Merge pull request #54 from codelion/fix-multi-class-learning

codelion · web-flow · commit aceb811fc06f · 2025-09-20T20:11:49.000+08:00
fix multi class learning
diff --git a/setup.py b/setup.py
@@ -15,7 +15,7 @@
 
 setup(
     name="adaptive-classifier",
-    version="0.0.16",
+    version="0.0.17",
     author="codelion",
     author_email="codelion@okyasoft.com",
     description="A flexible, adaptive classification system for dynamic text classification",
diff --git a/src/adaptive_classifier/__init__.py b/src/adaptive_classifier/__init__.py
@@ -3,22 +3,7 @@
 from .memory import PrototypeMemory
 from huggingface_hub import ModelHubMixin
 
-import os
-import re
-
-def get_version_from_setup():
-    try:
-        setup_path = os.path.join(os.path.dirname(os.path.dirname(__file__)), 'setup.py')
-        with open(setup_path, 'r') as f:
-            content = f.read()
-            version_match = re.search(r'version=["\']([^"\']+)["\']', content)
-            if version_match:
-                return version_match.group(1)
-    except Exception:
-        pass
-    return "unknown"
-
-__version__ = get_version_from_setup()
+__version__ = "0.0.17"
 
 __all__ = [
     "AdaptiveClassifier",
diff --git a/src/adaptive_classifier/classifier.py b/src/adaptive_classifier/classifier.py
@@ -83,48 +83,67 @@ def add_examples(self, texts: List[str], labels: List[str]):
             raise ValueError("Empty input lists")

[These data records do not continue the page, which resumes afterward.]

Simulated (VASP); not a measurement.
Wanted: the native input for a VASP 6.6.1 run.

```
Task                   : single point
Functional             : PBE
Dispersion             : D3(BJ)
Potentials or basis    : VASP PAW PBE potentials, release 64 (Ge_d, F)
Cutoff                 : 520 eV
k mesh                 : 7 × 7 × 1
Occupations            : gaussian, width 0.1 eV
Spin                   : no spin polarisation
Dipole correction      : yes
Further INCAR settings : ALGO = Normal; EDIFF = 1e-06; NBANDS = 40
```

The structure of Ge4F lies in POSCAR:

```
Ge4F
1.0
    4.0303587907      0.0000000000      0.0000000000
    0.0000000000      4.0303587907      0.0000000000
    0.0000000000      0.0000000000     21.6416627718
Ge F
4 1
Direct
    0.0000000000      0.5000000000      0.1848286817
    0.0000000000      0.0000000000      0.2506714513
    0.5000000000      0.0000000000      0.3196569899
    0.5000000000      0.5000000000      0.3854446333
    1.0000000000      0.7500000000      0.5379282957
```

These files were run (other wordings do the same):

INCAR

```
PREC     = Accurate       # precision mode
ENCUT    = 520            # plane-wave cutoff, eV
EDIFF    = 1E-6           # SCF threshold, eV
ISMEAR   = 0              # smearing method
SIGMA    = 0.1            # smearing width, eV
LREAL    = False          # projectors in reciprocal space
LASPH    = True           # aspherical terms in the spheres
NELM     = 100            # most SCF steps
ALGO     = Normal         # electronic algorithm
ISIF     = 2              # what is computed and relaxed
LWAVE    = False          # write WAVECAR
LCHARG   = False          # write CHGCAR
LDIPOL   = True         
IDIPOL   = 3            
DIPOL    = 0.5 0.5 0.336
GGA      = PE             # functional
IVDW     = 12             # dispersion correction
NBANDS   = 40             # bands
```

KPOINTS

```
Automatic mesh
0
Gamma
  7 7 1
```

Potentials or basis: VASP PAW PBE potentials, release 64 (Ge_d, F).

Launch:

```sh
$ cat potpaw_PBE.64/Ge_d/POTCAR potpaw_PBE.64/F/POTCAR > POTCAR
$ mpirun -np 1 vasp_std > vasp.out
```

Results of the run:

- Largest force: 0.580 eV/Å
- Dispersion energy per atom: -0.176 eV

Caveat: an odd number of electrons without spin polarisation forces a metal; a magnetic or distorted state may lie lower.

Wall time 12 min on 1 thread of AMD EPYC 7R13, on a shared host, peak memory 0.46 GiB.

         if len(texts) != len(labels):
             raise ValueError("Mismatched text and label lists")
-        
+
+        # Check if classifier has any existing classes (before updating mappings)
+        has_existing_classes = len(self.label_to_id) > 0
+
         # Check for new classes
         new_classes = set(labels) - set(self.label_to_id.keys())
         is_adding_new_classes = len(new_classes) > 0
-        
+
         # Update label mappings - sort new classes alphabetically for consistent IDs
         for label in sorted(new_classes):
             idx = len(self.label_to_id)
             self.label_to_id[label] = idx
             self.id_to_label[idx] = label
-        
+
         # Get embeddings for all texts
         embeddings = self._get_embeddings(texts)
-        
+
         # Add examples to memory and update training history
         for text, embedding, label in zip(texts, embeddings, labels):
             example = Example(text, label, embedding)
             self.memory.add_example(example, label)
-            
+
             # Update training history
             if label not in self.training_history:
                 self.training_history[label] = 0
             self.training_history[label] += 1
-        
-        # Special handling for new classes
-        if is_adding_new_classes:
-            # Store old head for EWC
+
+        # Determine training strategy: only use special new class handling for incremental learning
+        is_incremental_learning = is_adding_new_classes and has_existing_classes
+
+        if is_incremental_learning:
+            # Adding new classes to existing classifier - use special handling
+            # Store old head for EWC before modifying structure
             old_head = copy.deepcopy(self.adaptive_head) if self.adaptive_head is not None else None
-            
-            # Initialize new head with more output classes
-            self._initialize_adaptive_head()
-            
+
+            # Expand existing head to accommodate new classes (preserves weights)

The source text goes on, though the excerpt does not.